Last week, Mayor David Miller announced a 5-cent charge on plastic shopping bags, intended to encourage consumers to bring their own, environmentally-friendly alternatives to carry their groceries. The plan is supposed to reduce Toronto’s plastic bag use by 70 per cent.

It’s common knowledge that a plastic bag takes around 400 years to disintegrate in a landfill. The best way to change a person’s habits is to target their wallet. Individual stores have charged for bags as long as I can remember.

Toronto grocery stores hand out about 460 million shopping bags per year. When you think about those bags sitting in landfills for centuries, it’s clear that the city should take measures to reduce their use. While the bag charge seems reasonable, there’s a catch.

All of the profits will go directly to the stores that sell the bags. If the charge was implemented to help the environment, the revenue should go toward a related cause. Many grocery stores have promised to put the money towards environmental movements, but how can anyone hold them to their statements?
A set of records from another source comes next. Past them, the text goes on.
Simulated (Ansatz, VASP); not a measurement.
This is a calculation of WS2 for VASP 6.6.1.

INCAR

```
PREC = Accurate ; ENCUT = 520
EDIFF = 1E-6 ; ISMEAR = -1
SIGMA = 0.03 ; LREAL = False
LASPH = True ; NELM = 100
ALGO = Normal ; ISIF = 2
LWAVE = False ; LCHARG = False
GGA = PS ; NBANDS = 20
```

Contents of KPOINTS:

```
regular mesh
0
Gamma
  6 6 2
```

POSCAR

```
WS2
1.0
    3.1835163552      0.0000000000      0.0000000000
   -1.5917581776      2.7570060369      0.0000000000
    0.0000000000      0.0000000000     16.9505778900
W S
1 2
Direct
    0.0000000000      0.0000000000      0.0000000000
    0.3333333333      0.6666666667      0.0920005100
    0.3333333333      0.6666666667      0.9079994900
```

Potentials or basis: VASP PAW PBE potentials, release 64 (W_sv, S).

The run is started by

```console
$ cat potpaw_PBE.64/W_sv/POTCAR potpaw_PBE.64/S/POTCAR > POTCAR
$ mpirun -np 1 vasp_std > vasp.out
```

What’s an extra 5 cents? Well, stores still stand to gain a profit, however small—a plastic bag only costs around 1.5 cents. Of course, a 1.5 cent charge is hardly an adequate incentive to bring your own bag, but the 3.5 cent mark up means that stores will gain a 200 per cent profit on each bag they sell, according to the Toronto Star.

Get out there and buy your reusable bags and plastic bins now. You’ll not only be helping the environment, you’ll be making sure that your money doesn’t dribble away from you—5 cents per shopping trip adds up faster than you’d think.